VM Investments Limited got whipped by monetary belt-tightening, and falling investor confidence, which pushed down its earnings by 94 per cent in the June quarter.

Still the company said its team was “resolute” and would press ahead with growth plans that include new services and products.

“Notwithstanding the turbulent investment market conditions, we are focused on executing key strategic initiatives. These are, building our Caribbean Asset Management platform, and we hope to complete the acquisition of Republic Funds Inc (Barbados) by year end,” said CEO Rezworth Burchenson.

“We are building our private equity portfolio and are aiming to announce further progress by year end. To improve our efficiency and employee experience, our digitalisation efforts continue with multiple projects under way,” he told the Financial Gleaner.

In the June 2022 quarter, the company earned a profit of $238 million, but that was cut to $14.1 million, and most of the earnings in the current period were due to its share of the profits of Barbados-based online lending platform Carilend, amounting to $13.6 million.

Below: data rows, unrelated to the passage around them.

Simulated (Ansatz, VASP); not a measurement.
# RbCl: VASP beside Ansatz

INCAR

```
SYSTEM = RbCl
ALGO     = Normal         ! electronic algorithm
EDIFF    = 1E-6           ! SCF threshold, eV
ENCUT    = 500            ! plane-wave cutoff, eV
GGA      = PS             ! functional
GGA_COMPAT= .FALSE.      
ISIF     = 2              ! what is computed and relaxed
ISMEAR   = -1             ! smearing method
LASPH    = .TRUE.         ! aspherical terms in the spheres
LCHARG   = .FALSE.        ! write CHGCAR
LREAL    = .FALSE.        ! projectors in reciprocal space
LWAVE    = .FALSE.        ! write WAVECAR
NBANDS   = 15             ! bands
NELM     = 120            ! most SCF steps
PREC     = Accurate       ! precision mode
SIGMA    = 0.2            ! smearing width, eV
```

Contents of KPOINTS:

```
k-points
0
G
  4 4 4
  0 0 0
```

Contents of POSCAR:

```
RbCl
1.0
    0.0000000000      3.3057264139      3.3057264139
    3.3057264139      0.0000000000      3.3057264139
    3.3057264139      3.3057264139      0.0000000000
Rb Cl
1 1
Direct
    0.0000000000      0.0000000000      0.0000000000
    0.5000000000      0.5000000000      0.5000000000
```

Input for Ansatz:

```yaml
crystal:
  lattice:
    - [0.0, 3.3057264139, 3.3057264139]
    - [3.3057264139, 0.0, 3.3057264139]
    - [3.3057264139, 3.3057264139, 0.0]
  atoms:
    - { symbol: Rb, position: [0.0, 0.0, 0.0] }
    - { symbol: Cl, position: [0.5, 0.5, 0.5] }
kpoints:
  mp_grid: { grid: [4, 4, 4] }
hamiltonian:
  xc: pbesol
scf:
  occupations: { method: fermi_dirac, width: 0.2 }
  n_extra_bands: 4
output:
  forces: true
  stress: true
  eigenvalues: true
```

“Ultimately, the inflationary pressures, higher interest rates and unsettled investment markets resulted in net profit of $14.1 million for the quarter,” said VMIL.

VM Investments is part of the VM Financial Group, which also includes VM Building Society, VM Wealth Management, VM Money Transfer, VM Pension Management and VM Finance.

The VMIL stock is currently trading below $3, falling from $7 in 2022. The stock market has been in decline with the heightening of interest rates by the Bank of Jamaica since the fall of 2021.

Financial companies have been hit by eroding asset prices as a result of the rate hikes and other turbulence.

“We redefined our internal processes, talent management, and technology during the June quarter, which resulted in improved efficiency and the automation of several procedures across the group,” said VM Investments.

The company saw a mixed bag of growth and contraction for its various services. Its loan portfolio grew 6.37 per cent, but its portfolio of resale agreements declined by 7.3 per cent. Investment securities increased 0.49 per cent and net investments in finance lease declined by 26.9 per cent.

It all contributed to a 32 per cent increase in core income for the quarter and a 23.9 per cent improvement on year-to-date basis, the company said.

However, higher interest rates overwhelmed those improvements, resulting in a 42.7 per cent increase in interest expense year-on-year. This ultimately resulted in negative net interest income of $27.7 million for the quarter and $63.89 million year-to-date. A relatively “depressed” capital market, coupled with lower brokerage volumes resulted in a 55 per cent decline in net fees and commissions to $158 million.

VMIL, however, reported growth in total equity to $3 billion, up from $2.86 million the previous year.